Worth Plugs Its 9/11 Drama about Not Treating People Like Numbers into a Trite Formula

Oil spills, asbestos, Agent Orange and every kind of shooting you don’t have to imagine (ranging from Sandy Hook Elementary School to Orlando’s Pulse): If there’s an American disaster encouraged by its foundational organizations, be they the military or private corporations and their lobbyists, you may be entitled to Kenneth Feinberg’s expertise. The lawyer made his name in the field of settlements, which made him uniquely qualified to determine how much money to give to the families of 9/11 victims so they wouldn’t sue the airlines. Worth is dependent on an arc of pathos and empathy overcoming this off-putting premise, then stuffs its emotionally devastating content into a procedural structure and box-checking script that’s every bit as impersonal as its initial calculations.
On its face, the drama depicts an ideological battle between Kenneth Feinberg (Michael Keaton) and his firm—which includes partner Camille Biros (Amy Ryan) and newbie Priya Khundi (Shunori Ramanathan), who barely avoided starting a new job in the north tower—and Charles Wolf (Stanley Tucci) and his grassroots organization Fix the Fund. Pull back a bit from this battle and you see the larger, broader war against the American people waged by the upper crust. The point of the September 11th Victim Compensation Fund, created by the Air Transportation Safety and System Stabilization Act, was to pay people while ostensibly preventing an economic crash. Max Borenstein’s screenplay raises and drops points along the way that many deaths occurred, perhaps, in part due to negligent leadership and faulty equipment. Even if—over the course of Worth’s tried-and-true narrative—a stodgy old bloodsucking, opera-loving lawyer comes around to the plights of the little guy, little changes aside from a payout.

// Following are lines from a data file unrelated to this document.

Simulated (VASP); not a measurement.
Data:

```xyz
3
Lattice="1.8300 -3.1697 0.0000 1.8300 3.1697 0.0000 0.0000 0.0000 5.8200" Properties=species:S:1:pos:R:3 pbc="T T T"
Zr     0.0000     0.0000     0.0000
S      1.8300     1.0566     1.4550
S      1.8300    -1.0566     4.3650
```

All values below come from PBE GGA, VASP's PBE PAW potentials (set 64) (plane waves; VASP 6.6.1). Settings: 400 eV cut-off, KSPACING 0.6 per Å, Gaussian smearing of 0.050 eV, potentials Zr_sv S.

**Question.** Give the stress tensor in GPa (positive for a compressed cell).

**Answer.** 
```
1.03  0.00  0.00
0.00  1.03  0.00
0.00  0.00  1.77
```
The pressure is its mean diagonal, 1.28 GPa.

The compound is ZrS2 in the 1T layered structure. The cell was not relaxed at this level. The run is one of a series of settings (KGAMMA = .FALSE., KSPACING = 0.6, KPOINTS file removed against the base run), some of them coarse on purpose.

Making things even stranger, the race-against-the-clock structure—which punctuates scenes with title cards counting down to the Fund’s participation deadline—is exactly the kind of dehumanizing and trite framework that the story’s content rails against. If victims shouldn’t be numbers plugged into a spreadsheet, why should they live as a percentage on a whiteboard in a movie? Why should they exist as a plot engine hoping to make audience members tense, thinking “Oh ho ho, they’re not going to make it!” until a last-minute reveal?
What Worth comes down to is the difference between a film that makes you cry and a film that makes you feel. You’re not going to hold up to a bunch of excellent character actors delivering monologues about 9/11 losses, accompanied sometimes by letters, recordings or visible injuries of their own. Add a release date aimed squarely at the 20th anniversary of the attack, and you’ve got the makings of a calculated assault on the Kleenex box. But you might feel equally uneasy as the tears flow, as the ending of each speech comes away like a cheat—not as something to humanize these people or their plights, but to humanize Feinberg and his associates. Director Sara Colangelo’s camera remains transfixed upon its testimonials, but it’s after it cuts away, when it’s left to linger and resonate, that you start seeing how the script treats them as tools. Educational moments for the unaffected elite.